Metadata-Version: 2.4
Name: better-aws
Version: 0.4.0
Summary: Minimal AWS boto3 wrapper
Author-email: Thibault Charbonnier <thibault.charbonnier@ensae.fr>
Requires-Python: >=3.11
Description-Content-Type: text/markdown
License-File: LICENSE
Requires-Dist: boto3>=1.42.48
Requires-Dist: pandas>=3.0.0
Requires-Dist: polars>=1.38.1
Requires-Dist: pyarrow>=23.0.0
Requires-Dist: rich>=14.3.2
Requires-Dist: dotenv>=0.9.9
Dynamic: license-file

# better-aws

[![Python](https://img.shields.io/badge/python-3.11%2B-blue.svg)](#)
[![PyPI](https://img.shields.io/pypi/v/better-aws.svg)](https://pypi.org/project/better-aws/)

A minimal, production-minded wrapper around `boto3` focused on **S3 and tabular data (CSV/Parquet/Excel)**.

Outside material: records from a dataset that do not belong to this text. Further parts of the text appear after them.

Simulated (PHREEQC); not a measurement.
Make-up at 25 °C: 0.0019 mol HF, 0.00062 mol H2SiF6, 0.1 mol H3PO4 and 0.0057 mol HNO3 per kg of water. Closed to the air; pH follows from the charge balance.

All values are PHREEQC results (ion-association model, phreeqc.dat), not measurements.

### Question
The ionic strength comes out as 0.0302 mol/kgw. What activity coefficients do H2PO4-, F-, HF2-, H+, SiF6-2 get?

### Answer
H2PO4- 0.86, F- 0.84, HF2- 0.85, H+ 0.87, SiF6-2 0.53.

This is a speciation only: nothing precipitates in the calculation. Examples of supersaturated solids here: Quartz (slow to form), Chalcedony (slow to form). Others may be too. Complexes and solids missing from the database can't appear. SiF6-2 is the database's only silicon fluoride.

- **S3-first**: the handful of operations you use 90% of the time
- **Batch-native**: same methods for single key or lists
- **Ergonomic I/O**: `load()` → Python objects, `download()` → files
- **Logging-friendly**: standalone “print-like” logs or plug into your app logger
- **Auth-ready**: designed to support multiple auth modes (profile, custom files, static creds, .env)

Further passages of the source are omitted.